Demystifying Software Estimates With Probability Curves

Article by Nick Walsh — Apr 13, 2021

Expertise is comfort in the unknown. For software developers, that usually means reaching for the most important tool in their belt: “I’m not sure, I’ll get back to you.” As a specialization, the field is too wide, too fast-moving, and too situational to always have an informed opinion on demand.

When it comes to money, though, “I’ll get back to you” doesn’t work the same way. An estimate is exactly what the name implies — an educated guess — and the promise of it being clearer later isn’t reassuring for someone writing checks.

So, how do we remove a bit of mystery and intrigue from that foundational part of the process? Presentation plays a bigger role than most people expect.

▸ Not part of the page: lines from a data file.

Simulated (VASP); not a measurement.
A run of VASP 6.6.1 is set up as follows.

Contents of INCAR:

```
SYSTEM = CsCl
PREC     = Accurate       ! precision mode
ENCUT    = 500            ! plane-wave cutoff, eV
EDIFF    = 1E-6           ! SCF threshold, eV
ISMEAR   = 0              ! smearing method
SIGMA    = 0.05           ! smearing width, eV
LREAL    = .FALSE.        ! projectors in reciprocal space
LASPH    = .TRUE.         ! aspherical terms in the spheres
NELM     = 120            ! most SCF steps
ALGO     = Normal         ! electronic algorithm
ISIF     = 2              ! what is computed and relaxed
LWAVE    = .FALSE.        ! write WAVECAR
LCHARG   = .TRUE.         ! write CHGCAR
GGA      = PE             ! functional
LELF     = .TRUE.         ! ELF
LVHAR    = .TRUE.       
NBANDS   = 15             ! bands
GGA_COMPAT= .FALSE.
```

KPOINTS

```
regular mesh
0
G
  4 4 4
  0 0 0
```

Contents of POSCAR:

The Problem With Estimating Software Development Costs

To start, let’s take a look at the underlying issue. Quoting a custom software build (especially big applications) is usually the last skill a senior-level developer picks up, due in part to:

Working with limited information. Estimates come before the work, so they’re based on a shallow understanding of the needs, objectives, and (potentially) the domain.
Dealing with something unique. Custom implies the creation of something that doesn’t already exist. A unique solution is bound to have a few unique problems.
Facing an infinite number of paths. Every feature, component, and bit of code that goes into a project can be approached several ways. The right way is tied to needs and objectives — which, as the bullet point up there notes, are shallow at this stage.

Summarized, estimates are high-impact deliverables from limited information. That’s a whole topic unto itself, which we’ve (conveniently) covered previously in an article on the connection between cost and communication.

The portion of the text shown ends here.